Knife fights aren’t a new thing for UKIP. As I wrote in August 2013:

‘UKIP is no stranger to internal disputes. I can think of no fewer than six bouts of bitter in-fighting over the years, peppered with dozens of smaller factional skirmishes. It also has a disturbing tendency to banish rather than simply agree to disagree when faced with a difference of opinion.’

True to form, the party is now engaged in two distinct but inter-connected battles.

The first is Douglas Carswell’s disagreement with Nigel Farage about Short Money. If, when he defected, the party thought that they were signing up another person who would be obedient to Farage’s will they were severely mistaken. As Paul wrote yesterday, Carswell is a cheerful optimist in a party led by someone who appears to prefer the language of pessimism. He is also a man of strong principle who, having left one party to follow his beliefs, has no intention of abandoning them just to satisfy his new hosts.

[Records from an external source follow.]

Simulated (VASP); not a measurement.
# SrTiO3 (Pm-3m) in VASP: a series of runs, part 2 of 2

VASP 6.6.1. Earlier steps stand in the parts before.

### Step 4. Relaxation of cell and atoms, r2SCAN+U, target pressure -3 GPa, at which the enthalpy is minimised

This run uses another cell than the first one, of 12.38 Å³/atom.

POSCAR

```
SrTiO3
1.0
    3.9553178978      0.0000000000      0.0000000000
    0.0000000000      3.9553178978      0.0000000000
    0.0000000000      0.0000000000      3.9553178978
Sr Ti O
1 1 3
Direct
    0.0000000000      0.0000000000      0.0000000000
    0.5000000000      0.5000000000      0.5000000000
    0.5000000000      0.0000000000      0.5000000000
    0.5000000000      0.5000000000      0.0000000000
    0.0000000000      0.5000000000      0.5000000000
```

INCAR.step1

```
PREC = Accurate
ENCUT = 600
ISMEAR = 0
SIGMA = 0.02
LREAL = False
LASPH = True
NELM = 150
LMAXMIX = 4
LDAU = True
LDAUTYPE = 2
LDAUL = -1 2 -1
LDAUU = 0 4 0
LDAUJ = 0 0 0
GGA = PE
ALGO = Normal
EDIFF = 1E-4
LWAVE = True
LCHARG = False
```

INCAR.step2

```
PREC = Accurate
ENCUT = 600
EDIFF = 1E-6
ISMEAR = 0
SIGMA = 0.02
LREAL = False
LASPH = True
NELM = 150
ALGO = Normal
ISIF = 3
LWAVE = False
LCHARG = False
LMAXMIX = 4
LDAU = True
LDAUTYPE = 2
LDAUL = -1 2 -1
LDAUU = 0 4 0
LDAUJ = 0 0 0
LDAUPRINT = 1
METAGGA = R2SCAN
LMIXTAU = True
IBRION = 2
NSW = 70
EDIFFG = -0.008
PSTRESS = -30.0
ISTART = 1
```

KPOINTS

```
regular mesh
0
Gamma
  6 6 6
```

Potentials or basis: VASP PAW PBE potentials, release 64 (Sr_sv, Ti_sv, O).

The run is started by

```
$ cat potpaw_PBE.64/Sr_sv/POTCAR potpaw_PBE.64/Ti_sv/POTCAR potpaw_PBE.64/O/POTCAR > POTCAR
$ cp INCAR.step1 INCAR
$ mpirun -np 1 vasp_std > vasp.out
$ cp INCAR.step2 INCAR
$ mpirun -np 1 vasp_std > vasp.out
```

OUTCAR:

A volley of bitter attacks on the Clacton MP from anonymous spokesmen around Farage helped to spark off the second dispute, this time with Patrick O’Flynn. The MEP and economic spokesman was one (alongside Tim Aker) who rode to Carswell’s defence. But now he has opened his own front on a much more sensitive topic than Short Money – Farage’s leadership style, choice of advisers and “personality cult” – on the front page of The Times.

This tension between O’Flynn and the leadership isn’t new. It first flared after his ill-judged announcements on the WAG tax and corporation tax at the party’s autumn conference, after which I predicted “blood on the carpet”. By March his authority on his own policy area had been demolished and he’d picked up the nickname “Pinko’Flynn” (UKIP loves a name-based pun).

As Matthew Goodwin has often said, the rule of UKIP internal spats has so far been quite simple: Nigel always wins. That may not remain true forever – particularly as this time he is fighting two prominent individuals on two fronts – but he still has the biggest, sharpest claws in the party.

Carswell’s future remains in his own hands – without him, the party wouldn’t get any Short Money at all, so Farage cannot simply banish him. As the only People’s Army MP, his loss would also be a huge loss in standing, influence and reputation.

So, with few options on that front, the Dear Leader is turning all his ire on O’Flynn – after all, he has plenty more MEPs, this one in particular has been wounded for some months now and today’s attack is miles over the normal line. This morning I received, unsolicited, an extraordinary quote about Patrick from someone who can accurately be called a senior UKIP official and leading Faragiste:

“O’Flynn is a totally inexperienced campaign director and a candidate who struggled to retain his deposit, getting just 5.2%. A scribbler with a single tier education he struggled as Economics spokesman , trying to impose envy taxes and was keen on Red Ken Livingstone’s idea of a turnover tax on companies.”

(As he went to Cambridge and has a qualification in journalism, I can only conclude that “single tier education” line refers to him having gone to a Community College rather than a Grammar School, by the way. *UPDATE* I’m told the intention of this comment was that he has no professional qualification at post-graduate level and isn’t a barrister or similar.)

The strength of that attack seems to leave little doubt that the intention of some of those around the leader is to obliterate and/or drive out Patrick O’Flynn if they possibly can. If I were him, I wouldn’t go too close to any anti-aircraft guns any time soon.